The Central Politburo meeting held on December 8 analyzed and outlined the economic priorities for 2026, sending a robust signal for achieving a strong start to the 16th Five-Year Plan period.
**Reviewing 2025: Key Targets on Track** Amid a complex domestic and international environment, stable and high-quality growth remained the central theme for China's economy in 2025. Despite fluctuations in Q3 growth, the economy expanded by 5.2% year-on-year in the first three quarters, outpacing the previous year by 0.4 percentage points. The Politburo meeting noted that economic performance remained "generally stable with steady progress," emphasizing that "major economic and social development goals will be successfully achieved."
Several factors underpin this assessment. First, China's 5.2% growth in the first three quarters ranks among the highest of major economies globally. Notably, Q3 GDP reached 35.5 trillion yuan, surpassing the full-year economic output of the world’s third-largest economy in 2024. Second, structural adjustments and shifts in growth drivers are yielding results. The latest data shows the Purchasing Managers' Index (PMI) for high-tech manufacturing has remained above the expansion threshold for ten consecutive months, indicating sustained growth in related sectors. The meeting also highlighted "steady development of new quality productive forces."

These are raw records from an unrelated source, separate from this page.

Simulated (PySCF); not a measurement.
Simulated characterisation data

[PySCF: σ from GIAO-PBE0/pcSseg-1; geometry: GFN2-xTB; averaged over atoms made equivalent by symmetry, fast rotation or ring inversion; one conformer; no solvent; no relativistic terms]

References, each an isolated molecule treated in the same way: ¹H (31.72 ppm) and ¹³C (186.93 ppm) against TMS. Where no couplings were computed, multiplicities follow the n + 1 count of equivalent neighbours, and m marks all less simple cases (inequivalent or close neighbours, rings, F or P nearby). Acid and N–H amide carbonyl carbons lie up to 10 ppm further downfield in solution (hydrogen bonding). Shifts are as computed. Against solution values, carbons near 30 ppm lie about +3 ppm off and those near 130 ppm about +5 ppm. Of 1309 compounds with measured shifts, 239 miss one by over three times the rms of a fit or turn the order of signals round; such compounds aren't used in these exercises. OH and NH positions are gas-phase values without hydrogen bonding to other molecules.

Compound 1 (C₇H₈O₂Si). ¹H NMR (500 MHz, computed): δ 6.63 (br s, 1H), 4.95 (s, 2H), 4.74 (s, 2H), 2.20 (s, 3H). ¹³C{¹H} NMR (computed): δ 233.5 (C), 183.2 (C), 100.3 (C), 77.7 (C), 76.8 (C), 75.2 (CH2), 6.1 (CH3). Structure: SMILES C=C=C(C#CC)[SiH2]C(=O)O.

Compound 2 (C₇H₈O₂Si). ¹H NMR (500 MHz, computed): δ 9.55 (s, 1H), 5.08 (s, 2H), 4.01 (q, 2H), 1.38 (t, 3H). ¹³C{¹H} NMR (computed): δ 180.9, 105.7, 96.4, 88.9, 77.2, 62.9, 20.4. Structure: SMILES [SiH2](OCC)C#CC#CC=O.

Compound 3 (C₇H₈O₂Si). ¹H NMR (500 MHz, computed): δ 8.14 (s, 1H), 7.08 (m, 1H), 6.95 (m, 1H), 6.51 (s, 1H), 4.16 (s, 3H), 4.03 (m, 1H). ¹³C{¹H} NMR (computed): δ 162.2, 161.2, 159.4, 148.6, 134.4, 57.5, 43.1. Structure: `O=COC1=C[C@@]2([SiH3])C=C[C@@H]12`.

Looking further back, the meeting affirmed that China's hard power—spanning economy, technology, and defense—and soft power, including culture, institutions, and diplomacy, have significantly strengthened over the past five years. The 15th Five-Year Plan is set to conclude successfully, laying a solid foundation for the next phase of modernization goals.
**Outlook for 2026: High Standards for a Strong Start** The 16th Five-Year Plan period is positioned as a "critical phase to solidify the foundation for socialist modernization and drive comprehensive progress." The Politburo meeting outlined a series of comparative priorities for 2026, including: - Better coordination between domestic economic priorities and international trade challenges. - Balancing development and security with more proactive macro policies. - Enhancing policy foresight, precision, and synergy.
Additional measures include expanding domestic demand, optimizing supply, revitalizing existing resources, fostering new quality productive forces tailored to local conditions, advancing a unified national market, mitigating risks in key sectors, and stabilizing employment, businesses, markets, and expectations. Analysts anticipate stronger policy coordination will deliver more impactful results.
Ming Ming, Chief Economist at CITIC Securities, noted that 2026, as the inaugural year of the 16th Five-Year Plan, is expected to see a steady economic start driven by proactive macro policies and forward-looking structural reforms, setting the stage for long-term modernization goals by 2035.
**Policy Direction: Stability, Progress, and Efficiency** The meeting reiterated the principle of "seeking progress while maintaining stability" for 2026, with added emphasis on "quality and efficiency." This reflects policy continuity, stability, and precision. Key measures include: - Continued proactive fiscal policy and accommodative monetary policy. - Leveraging the combined effects of existing and new policies. - Strengthening counter-cyclical and cross-cyclical adjustments to enhance macroeconomic governance.
Eight focal areas were highlighted: domestic demand-driven growth, innovation, reform, openness, balanced development, carbon neutrality, people's livelihoods, and risk prevention.
Deutsche Bank’s Chief China Economist Xiong Yi projected that China’s economy in 2026 will stay on a "determined trajectory," with fiscal expansion persisting and monetary policy acting precisely. Consumption will remain the primary growth driver, investment’s contribution will rebound, and exports are expected to stay robust.
As a key indicator of next year’s economic policies, the Central Economic Work Conference is set to convene soon, offering further clarity on policy coordination for a strong 2026 start.